Row weighting blocks¶
You can configure row weight to help improve performance for your models. The Row Weighting parameter, weight_expr, is available within the Prediction Model Parameters and can be modified as part of tuning Eureqa models.
This Eureqa model-level row weight is separate from the DataRobot project-level row weighting (as set from Advanced options). If set, the DataRobot project-level row weight affects how DataRobot calculates the validation score for the Eureqa models (e.g., performance on out-of-sample data) but has no effect on how these models are optimized.
When to use a row weight¶
The following are some common scenarios for which using a row weight may help to improve performance:
Suppose for each data point you have a confidence value that you determined while collecting the data or computed in some other program. Create a variable (i.e., a column) containing those confidence values and designate it as the row weight variable. DataRobot will weight the data accordingly, giving more weight to those values with higher confidence.
Suppose you want to give extra weight to a few important data points. You could give those points more weight by adding a new column to your data before you upload it to DataRobot. This new variable should label important rows with 10, 100, or 1000 (or some other weight) and set the remaining rows to 1.
Suppose you want to balance your data by giving more weight to rare events than to common ones. More specifically, suppose you want to model credit card fraud, and 99.99% of the data points are legitimate transactions while 0.01% are fraudulent. You could create a variable whose value is 1 in rows representing legitimate transactions and 9999 (i.e., 99.99% / 0.01%) in rows representing fraud, thereby creating equal pressure to model both legitimate and fraudulent cases.
Row weight variable¶
Include a row weight variable in your dataset before it is uploaded to DataRobot to reference it as a row weight variable during model creation. Then, when tuning the model, type the name of that variable as the row weight variable. This tells DataRobot to weight the rest of the data in each row in proportion to the value of the row weight variable in that row.
Row weight expression¶
Some row weighting schemes can be more easily achieved with a row weight expression than with a row weight variable. When defined, DataRobot will evaluate that row weight expression using the values in that row, and then weight the row with the result.

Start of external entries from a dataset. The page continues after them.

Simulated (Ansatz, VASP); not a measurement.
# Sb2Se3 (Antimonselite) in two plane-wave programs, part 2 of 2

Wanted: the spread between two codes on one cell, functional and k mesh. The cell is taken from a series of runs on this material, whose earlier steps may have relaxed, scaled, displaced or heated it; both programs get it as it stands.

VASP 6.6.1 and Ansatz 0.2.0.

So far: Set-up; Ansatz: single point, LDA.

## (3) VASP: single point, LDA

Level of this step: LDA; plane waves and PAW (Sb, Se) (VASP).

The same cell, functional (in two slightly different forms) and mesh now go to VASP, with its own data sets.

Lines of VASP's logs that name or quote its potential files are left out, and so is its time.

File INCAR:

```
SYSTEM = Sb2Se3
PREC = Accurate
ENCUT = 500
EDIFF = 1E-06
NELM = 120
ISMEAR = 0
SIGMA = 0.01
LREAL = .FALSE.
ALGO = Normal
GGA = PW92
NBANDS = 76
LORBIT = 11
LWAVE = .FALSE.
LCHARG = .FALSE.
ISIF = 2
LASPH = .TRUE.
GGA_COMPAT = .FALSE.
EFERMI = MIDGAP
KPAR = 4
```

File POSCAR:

1 / occurrences (variable_name)¶
This expression provides a quick way to balance data. To illustrate, let's imagine a toy dataset containing just three values of one variable:
|1 / occurrences (x)
The value returned by occurrences(x) is the number of times a particular value of x occurs in the dataset; in this case, it would return 2 in the first row, 2 in the second row, and 1 in the third row. Selecting 1/occurrences(x) as your row weight would therefore give the first row a weight of 1/2, the second row a weight of 1/2, and the third row a weight of 1.
Returning to the credit card fraud example (shown above), you could create variable z with a value of 0 in rows representing legitimate transactions and 1 in rows representing fraudulent ones. Selecting a row weight of 1/occurrences(x) would then automatically create equal pressure to model legitimate and fraudulent transactions. If new data is added, weights are automatically adjusted to maintain the balance.
The special variable <row> takes on the value of the row number. Using this as the row weight will give the first row a weight of 1, the second row a weight of 2, and so on.
Row weighting can improve results for sparse datasets in which the target behavior only happens very rarely (such as for fraud and failures). Using this row weighting expression will help isolate and highlight those sparse signals in the data.
Other row weight expressions¶
Aside from the special row weighting variable, the best option for creating a custom row weight is to derive a new variable (feature), use a custom expression to populate the column automatically with the desired row weights, and use that new derived variable as the row weight variable directly. For information on deriving a new variable, see the documentation for feature transformations.
The following example expressions assume the dataset contains variables x and y:
- abs( x ) gives row weights in proportion to the absolute value of x.
- 1 / abs( x-y ) gives row weights in inverse proportion to the difference between x and y.
- 1 / <row> gives row 1 a weight of 1, row 2 a weight of 1/2, row 3 a weight of 1/3, ...
- 0.5 + 0.5 * ( <row> <= 100 ) gives row 1 through 100 a weight of 1 and the remaining rows a weight of 0.5. (Note that <= returns 1 if satisfied, 0 if unsatisfied.)